2014 Earth Aware Vehicle Buyer's Guide
Featuring Top 10 Green SUVs & CUVs
2014 VW Touareg Hybrid Road Test Review
by Martha Hindes
Road & Travel Magazine's Top 10 Picks
What's not to love about a diesel? Who can tell by looking if that's what you're driving. There aren't any awkward bulges, fuel caps in curious places (like the one stashed in the nose of the all-electric Nissan Leaf), or a lack of a tailpipe -- a dead giveaway if it has solely electrified green innards. Nope. No lightning bolts suggesting that something akin to the Norse god Thor was putting the thunder under this hood. Despite its green nature, you simply can't tell from the appearance there's anything different about the 2014 Volkswagen Touareg TDI Clean Diesel Sport Utility Vehicle.
Until you get it out on the road.
If we had to choose a single descriptor for the diesel-powered Touareg, it would have to be "sweet." During our road test it took us about a nano-second to determine this was a vehicle we could live with for the long haul. And that's not just referring to the length of an extended trip.
Paved road driving was a pleasure, with easy handling, responsive steering, authority in wending its way through rush hour traffic and all with the polish of a sophisticated pro.

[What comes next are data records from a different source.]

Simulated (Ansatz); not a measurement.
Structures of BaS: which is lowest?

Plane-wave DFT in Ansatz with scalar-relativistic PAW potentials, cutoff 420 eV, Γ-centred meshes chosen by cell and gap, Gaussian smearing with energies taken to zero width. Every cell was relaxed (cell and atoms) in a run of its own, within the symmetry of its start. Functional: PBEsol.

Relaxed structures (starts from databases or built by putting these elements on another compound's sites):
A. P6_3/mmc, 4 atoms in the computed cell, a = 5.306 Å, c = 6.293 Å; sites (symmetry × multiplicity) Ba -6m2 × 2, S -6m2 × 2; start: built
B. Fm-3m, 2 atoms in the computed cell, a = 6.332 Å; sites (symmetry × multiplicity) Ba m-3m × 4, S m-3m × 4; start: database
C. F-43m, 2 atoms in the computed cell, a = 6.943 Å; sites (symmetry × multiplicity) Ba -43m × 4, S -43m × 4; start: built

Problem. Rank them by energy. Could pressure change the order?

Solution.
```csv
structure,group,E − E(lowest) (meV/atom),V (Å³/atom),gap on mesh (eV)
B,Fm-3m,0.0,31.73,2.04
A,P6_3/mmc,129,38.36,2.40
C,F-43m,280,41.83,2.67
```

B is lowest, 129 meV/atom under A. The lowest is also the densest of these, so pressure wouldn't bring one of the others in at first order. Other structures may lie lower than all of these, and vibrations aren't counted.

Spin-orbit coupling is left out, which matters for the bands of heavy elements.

Behind the wheel, the smoothness of the 240-horsepower, 3.0-liter turbo-diesel (TDI) V6, guided by a compliant 8-speed Tiptronic automatic transmission, was immediately apparent. Touch the accelerator and it responds with the authority of well-toned abs. Major grunt comes in the 406-lb. ft. of torque that can give the Touareg a talent that's been forgotten by an increasing number of one-time sport utility vehicles as they morph into crossover utility territory that too often feels like a tall wagon that took its morning ration of kiddie vitamins. Where many of those might have a hard time negotiating a gravel surfaced detour during summertime orange barrel construction season, the Touareg has retained its brawn, despite being disguised behind the civility of a clean-lined, yet non-combative exterior.
Volkswagen, the company that always seems to develop a complicated or unusual name when a simple one could do, has dubbed its permanent all-wheel-drive system 4Motion. But maybe better to remember it by. In this case. all four trim levels -- Sport, Lux (VW's abbreviation, not ours), Executive and newly-added R-Line (the one VW provided for our test drive) have the system as standard equipment. There's nothing space age about the Touareg's appearance. A mid-size utility vehicle for five, it hasn't abandoned the idea that a vehicle with sport in its name probably would be used beyond the limitations of finding the best parking spot in a shopping mall lot. And that even includes a foray into untamed wilderness areas long considered the exclusive haunting grounds of a couple of famed SUV names.
And so it retains the somewhat subdued yet functional lines that enhance its purpose. Don't expect this one to look dated or passé in a year or two. Same with the well-executed, luxury-touched interior that doesn't overwhelm one with garish gadgets. Here everything makes sense, is easily accessed and doesn't disturb the psyche with iPad-like imagery gone wild. Everything looks and feels quality.
We expected some fun with newly-added R-Line trim for 2014 and got it. We also got a truly luxurious Black Anthracite interior, with complete, usable but not overwhelming electronics, And we got a Cool Silver Metallic exterior, 20-inch "Mallory" aluminum alloy wheels and a first-aid kit lest anyone doubt its untamed wanderlust credentials.
And not to worry. We're not off-track in our green grading.
Pine forests and LA suburbs should appreciate the nature of the beast that keeps nature in focus. That's from the clean diesel technology designed to scrub pollutants out of exhaust before it can contaminate the atmosphere. The Touareg TDI uses only ultra-low-sulfur diesel fuel. Mileage isn't bad either considering its workhorse and sporting capabilities, with our R-Line earning 20-MPG city and 29-highway. For those with a need to drag something behind it, the Touareg can handle the job nicely, with a tow rating of 7,716 lbs.
Now comes the gotcha. One can't expect to buy a luxuriously outfitted clean diesel for pennies on the dollar. And they won't. The Manufacturers Suggested Retail Price of our test model was $57,615, plus $910 in destination charges. Knowing diesels can last years longer than internal combustion engines, takes out some of the sting. And a loaded Touareg gasoline hybrid version that debuted last year, earning a 24-MPG highway mileage rating, has a sticker of $64,170.
Besides upmarket leather seating and special design touches our R-Line TDI pricing gave us a navigation system, panoramic sunroof, push button start, media device interface, heatable exterior mirrors with memory, 12-way power, heatable front seats, Bi-Xenon headlamps with LED daytime running lights and fog lights.
We can think of worse ways to do our part in saving the environment.